I looked into spinning yarn for my knitting, and here are some stats I got from the people I buy yarn from.
They sell drop spindles, the most old-fashioned kind, for $15-20.
They sell roving, the fiber you need for spinning, for up to $6 per 100 grams.
(They sell it dyed in the wool.)
100 grams is two balls of yarn; I need 8 units of roving for a long-sleeved pullover.
It takes as much as 3 hours for an expert to spin that 100 grams of roving into sport-weight yarn, or 24 hours to spin enough for one pullover.
(It takes about an hour per 100 grams with a spinning wheel but they can cost $400-$700.)
Then it takes me up to a month to knit the pullover, even with all my tricks to speed it up like knitting in the round.

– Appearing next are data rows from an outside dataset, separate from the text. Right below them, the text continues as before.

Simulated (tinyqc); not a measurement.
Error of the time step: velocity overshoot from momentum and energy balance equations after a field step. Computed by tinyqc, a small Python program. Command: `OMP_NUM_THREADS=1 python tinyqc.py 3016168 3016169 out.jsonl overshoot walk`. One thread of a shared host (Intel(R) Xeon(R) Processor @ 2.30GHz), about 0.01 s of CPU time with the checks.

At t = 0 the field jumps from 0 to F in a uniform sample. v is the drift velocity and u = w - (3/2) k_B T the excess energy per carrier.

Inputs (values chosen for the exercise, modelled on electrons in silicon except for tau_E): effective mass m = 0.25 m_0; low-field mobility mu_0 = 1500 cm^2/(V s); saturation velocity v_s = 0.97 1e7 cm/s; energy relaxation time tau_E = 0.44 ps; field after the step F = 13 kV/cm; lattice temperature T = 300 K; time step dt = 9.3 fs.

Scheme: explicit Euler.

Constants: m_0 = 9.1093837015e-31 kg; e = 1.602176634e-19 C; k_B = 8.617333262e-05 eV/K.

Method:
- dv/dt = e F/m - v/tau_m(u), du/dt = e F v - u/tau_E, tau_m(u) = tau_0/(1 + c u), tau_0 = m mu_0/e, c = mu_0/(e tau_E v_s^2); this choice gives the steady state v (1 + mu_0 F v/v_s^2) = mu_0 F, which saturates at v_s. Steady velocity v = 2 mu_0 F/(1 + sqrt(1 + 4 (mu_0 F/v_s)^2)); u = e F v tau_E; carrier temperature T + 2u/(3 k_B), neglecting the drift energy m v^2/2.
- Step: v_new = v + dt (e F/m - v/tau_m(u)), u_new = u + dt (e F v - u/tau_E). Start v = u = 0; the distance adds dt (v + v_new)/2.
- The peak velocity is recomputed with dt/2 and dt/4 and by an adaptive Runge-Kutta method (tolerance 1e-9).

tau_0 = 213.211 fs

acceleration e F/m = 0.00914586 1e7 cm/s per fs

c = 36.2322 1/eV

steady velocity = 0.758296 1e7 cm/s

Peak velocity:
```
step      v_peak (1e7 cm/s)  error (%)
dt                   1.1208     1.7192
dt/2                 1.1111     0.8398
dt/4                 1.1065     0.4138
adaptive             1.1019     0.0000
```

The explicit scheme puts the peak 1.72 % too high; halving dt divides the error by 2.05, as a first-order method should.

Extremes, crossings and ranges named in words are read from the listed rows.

Now imagine you just sheared a sheep.
First you have to wash that wool. There's crap in it -- literally -- and all the seeds and what not that the sheep picked up while grazing. It takes up to a day to do one fleece because you may have to wash the wool more than once, and then it has to dry.
Then you have locks of wool, which you have to card for yarn or comb for weaving.
Carding produces roving, and that's what spinning the yarn starts with. This page shows hand-carders. You can guess from the pictures how long it will take to card a fleece into roving.
I think I'll just stick with buying the yarn. YMMV.